Mr. President, suburban women are sending you a message
Susan Del Percio,New York–based Republican strategist/OZY.com
It’s almost as if the ballots read: “We’re just not that into you, Donald Trump.”
As we look at Tuesday’s special election in Ohio’s 12th Congressional District, and the primaries in Kansas and Michigan, two things become clear: Women are voting, and women are winning.
Republicans have held the Ohio-12 seat since 1982, and President Trump won it by 11 points in 2016, but a Democrat came within 1 percent of winning it in this week’s special election. While it is too early to say for certain, we are learning that traditionally Republican suburban women are coming out in force against Donald Trump. And while the president’s name was not on the ballot, his policies and tenure certainly were.

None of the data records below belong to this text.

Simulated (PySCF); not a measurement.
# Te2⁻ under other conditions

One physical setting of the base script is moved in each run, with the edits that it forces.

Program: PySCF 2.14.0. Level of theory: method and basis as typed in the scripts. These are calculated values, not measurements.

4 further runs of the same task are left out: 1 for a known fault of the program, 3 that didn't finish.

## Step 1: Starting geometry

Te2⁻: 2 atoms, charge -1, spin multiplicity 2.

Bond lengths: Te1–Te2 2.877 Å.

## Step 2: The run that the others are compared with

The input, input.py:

Make no mistake; this didn’t happen overnight — the commander in chief has been pushing away women since the beginning of his administration. Way back on Jan. 21, 2017, while the new occupant of 1600 Pennsylvania Ave. obsessed over reports on the size of his inauguration crowds, the Women’s March on Washington was underway in full force. But Trump ignored — and probably simply dismissed — the women protesting just outside his windows.
There was so much that we couldn’t have predicted from Trump’s first year as president, ranging from the travel ban and firing of FBI Director James Comey to the Mueller investigation and Charlottesville. Even more surprising, the president did nothing to unite the country or expand his base. On the contrary, he seems to have done everything possible to divide the nation and alienate.
No group reflects this more than women. While it is true that midterm elections are often a way for voters of a party out of power to rally against the party holding the White House, something more is happening on the ground: Women of both parties are speaking out at the voting booth.
The first red flag should have been the Doug Jones–Roy Moore special election in Alabama on Dec. 12, 2017. Alabama is as red a state as any, and Trump won it with 62 percent of the vote. But the president couldn’t sway its primary voters to go with the sitting senator, Luther Strange, and Moore became the Republican nominee. It should have been easy for the president to distance himself from Moore, an accused child molester, but he didn’t. Trump even forced the Republican National Committee, which had distanced itself from Moore and stopped funding his campaign, to reverse course and support him.
Thankfully, Black women came out for Jones, and suburban Republican women came out against Moore. But that was more than just a Senate race; it was the unraveling of moderate and independent women’s support for the Republican Party. How could women support a president or party that supported an accused child molester, and how could the Republican Party think women wouldn’t start to move further and further away?“It’s the economy, stupid,” I hear you whisper. Indeed, economic growth was supposed to be the silver bullet that would make everything all right again. As it turns out, passing tax cuts that largely help only America’s wealthiest and corporations didn’t work. Women didn’t buy it and became determined to create change, which they’re doing by running for office in record numbers at the city, state and federal level.
As of August 7, women candidates are major party nominees for governor in 11 states, breaking the 1994 record of 10, and that number could increase as primaries continue. Currently, there are 182 women running for the House of Representatives on major party lines — another record.
While I applaud all the women running this year, I was hoping to see more Republican women seeking elective office. As I wrote in May, we simply cannot let the Trump presidency, which has absolutely no loyalty to the Republican Party, destroy it. Republicans need to vote for the best person running — and hopefully many of those candidates will be Republican — but when it comes to Trump-allied politicians who are on the verge of hurting the country, make your voice known.